Sustainability is a core value of JUC SURF. The three founders of JUC Surf have experience working with carbon fiber in manufacturing with leading companies such as Boeing and Ford and are completing PhDs in carbon fiber research at Deakin University in Australia. They realize that as carbon fiber components of airplanes, for example, reach the end of their life, carbon fiber will be headed for landfills. This concern, along with their expertise with the material and the need to keep an engineering student who would rather be at the beach to pay more attention in class, led to JUC Surf.

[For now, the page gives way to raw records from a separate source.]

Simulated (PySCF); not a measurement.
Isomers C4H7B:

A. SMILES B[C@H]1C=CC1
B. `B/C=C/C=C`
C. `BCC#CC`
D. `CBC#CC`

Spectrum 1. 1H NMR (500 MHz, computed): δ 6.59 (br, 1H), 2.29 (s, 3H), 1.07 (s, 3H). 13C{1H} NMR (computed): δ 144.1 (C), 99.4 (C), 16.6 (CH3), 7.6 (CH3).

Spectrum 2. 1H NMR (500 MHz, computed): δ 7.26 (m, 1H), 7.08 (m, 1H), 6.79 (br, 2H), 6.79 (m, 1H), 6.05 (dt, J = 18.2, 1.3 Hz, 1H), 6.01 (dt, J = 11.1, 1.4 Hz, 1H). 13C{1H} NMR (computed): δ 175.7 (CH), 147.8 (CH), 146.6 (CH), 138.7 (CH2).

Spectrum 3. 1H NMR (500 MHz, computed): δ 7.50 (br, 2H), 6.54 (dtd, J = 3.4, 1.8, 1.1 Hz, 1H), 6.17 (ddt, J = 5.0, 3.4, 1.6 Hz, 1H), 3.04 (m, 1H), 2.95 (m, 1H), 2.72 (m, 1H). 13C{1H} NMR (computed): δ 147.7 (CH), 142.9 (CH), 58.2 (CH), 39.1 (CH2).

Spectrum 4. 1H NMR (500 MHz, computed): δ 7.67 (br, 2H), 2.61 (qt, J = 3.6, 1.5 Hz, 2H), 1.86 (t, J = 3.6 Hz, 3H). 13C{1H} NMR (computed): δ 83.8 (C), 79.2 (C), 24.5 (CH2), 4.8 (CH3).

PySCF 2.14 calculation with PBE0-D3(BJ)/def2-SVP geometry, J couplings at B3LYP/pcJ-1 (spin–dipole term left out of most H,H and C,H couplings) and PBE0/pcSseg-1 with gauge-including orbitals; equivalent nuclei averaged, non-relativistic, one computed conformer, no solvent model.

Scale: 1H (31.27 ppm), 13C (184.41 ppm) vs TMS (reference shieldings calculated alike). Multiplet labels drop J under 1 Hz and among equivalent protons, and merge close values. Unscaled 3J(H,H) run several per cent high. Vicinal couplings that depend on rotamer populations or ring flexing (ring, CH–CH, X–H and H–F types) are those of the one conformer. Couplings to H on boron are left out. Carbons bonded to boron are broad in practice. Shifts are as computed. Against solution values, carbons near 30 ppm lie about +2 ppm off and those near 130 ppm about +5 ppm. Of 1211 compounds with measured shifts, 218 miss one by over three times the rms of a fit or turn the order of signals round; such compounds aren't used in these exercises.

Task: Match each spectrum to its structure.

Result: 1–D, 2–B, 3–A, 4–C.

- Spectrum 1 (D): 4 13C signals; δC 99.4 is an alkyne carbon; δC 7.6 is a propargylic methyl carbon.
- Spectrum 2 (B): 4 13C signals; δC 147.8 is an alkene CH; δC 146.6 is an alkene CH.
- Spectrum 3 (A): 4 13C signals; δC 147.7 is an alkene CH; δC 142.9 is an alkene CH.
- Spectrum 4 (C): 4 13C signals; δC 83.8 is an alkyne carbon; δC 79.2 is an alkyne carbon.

Co-founder Filip Stojcevski notes that recycled carbon fiber can be bought in chopped, milled, reclaimed fibers, and tissue forms and that JUC uses all of these. “What we’ve done is literally added all of it in. We’ve added a bit of chopped fiber at a fairly high mixing ratio,” Mr. Stojcevski explained.  “We’ve got milled fiber to make the resin more tough. And then we’ve got the reclaimed fiber added in localized regions just to stiffen up here and there. We’re just using every single type of fiber that is considered recycled or waste in these boards.”

Stiffness is a concern in surfboards, and the JUC Surf team has addressed that by not simply replacing the traditional fiberglass used in the boards, but instead by working closely with suppliers to tailor the recycled carbon fiber, including shape, weave pattern and density, and surface treatment to design a product that acts like fiberglass, but is stronger and lighter.